GitHub Data In Your Website
Software collaboration goes beyond just working on the code. In addition to writing a lot of code, software involves writing a lot of words. Prose shows up in documentation, tutorials, blog posts, and so on.
GitHub Pages is a great platform for sharing and working together on those words, and it keeps getting better. This is why I host my blog using Jekyll on GitHub Pages. So far, I really love it.
One recent improvement that Reginald “Raganwald” Braithwaite wrote about is the rendered prose diffs for markdown. This provides a nice prose-centric way of looking at changes to a written document.

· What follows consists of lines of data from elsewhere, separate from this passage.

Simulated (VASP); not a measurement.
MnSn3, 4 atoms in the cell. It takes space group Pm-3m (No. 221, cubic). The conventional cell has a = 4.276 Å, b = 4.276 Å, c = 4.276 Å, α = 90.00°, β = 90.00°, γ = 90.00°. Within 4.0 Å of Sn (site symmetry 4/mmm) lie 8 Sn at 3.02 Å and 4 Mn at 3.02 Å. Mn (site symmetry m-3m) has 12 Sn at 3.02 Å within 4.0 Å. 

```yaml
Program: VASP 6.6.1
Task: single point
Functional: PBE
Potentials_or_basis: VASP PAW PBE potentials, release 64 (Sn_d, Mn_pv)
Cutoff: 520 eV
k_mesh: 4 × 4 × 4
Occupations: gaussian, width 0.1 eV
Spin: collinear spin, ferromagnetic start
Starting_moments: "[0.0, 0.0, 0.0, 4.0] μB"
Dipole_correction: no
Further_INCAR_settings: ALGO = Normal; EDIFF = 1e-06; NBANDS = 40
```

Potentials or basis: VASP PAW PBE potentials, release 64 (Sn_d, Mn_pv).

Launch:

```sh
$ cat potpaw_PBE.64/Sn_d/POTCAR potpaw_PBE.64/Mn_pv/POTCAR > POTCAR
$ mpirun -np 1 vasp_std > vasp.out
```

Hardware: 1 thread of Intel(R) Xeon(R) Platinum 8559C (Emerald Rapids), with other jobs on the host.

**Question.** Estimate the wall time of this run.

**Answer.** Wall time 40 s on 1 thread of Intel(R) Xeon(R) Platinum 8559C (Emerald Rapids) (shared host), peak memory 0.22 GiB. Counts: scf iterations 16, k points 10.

Another recent improvement that Ben “I am now a lawyer” Balter wrote about is the ability to surface GitHub metadata in your site without having to make API calls. Since GitHub hosts your GitHub Pages site, this metadata is directly available.
This opens up some cool opportunities.
Give credit to your blog collaborators
Every blog post in my blog has an edit link under the title. Even this one! That link takes you to an editor that lets you edit the blog post and submit your changes as a pull request. It’s so easy anyone can do it!
I really appreciate when folks send me corrections. So much so that I just added a page to give credit to those who have collaborated with me on my blog. This uses the new metadata that’s available to every GitHub Pages site.
GitHub Pages Demo Repository
If you want to understand how this works, I set up a minimal GitHub Pages Demo repository here. It includes a bare minimum Jekyll site with a page that shows how to display GitHub metadata. The goal of this page is to help you get started with your own content.
You can visit the actual rendered page here. It uses one of the built-in GitHub Pages themes by externally referencing it. That keeps all that theme code out of my repository. Nice!
The Repository metadata on GitHub Pages page provides more information about what GitHub metadata is available to your blog.
Whether you are building a documentation site for your repository, a personal blog that shows off your GitHub repositories, or whatever, this metadata is extremely useful.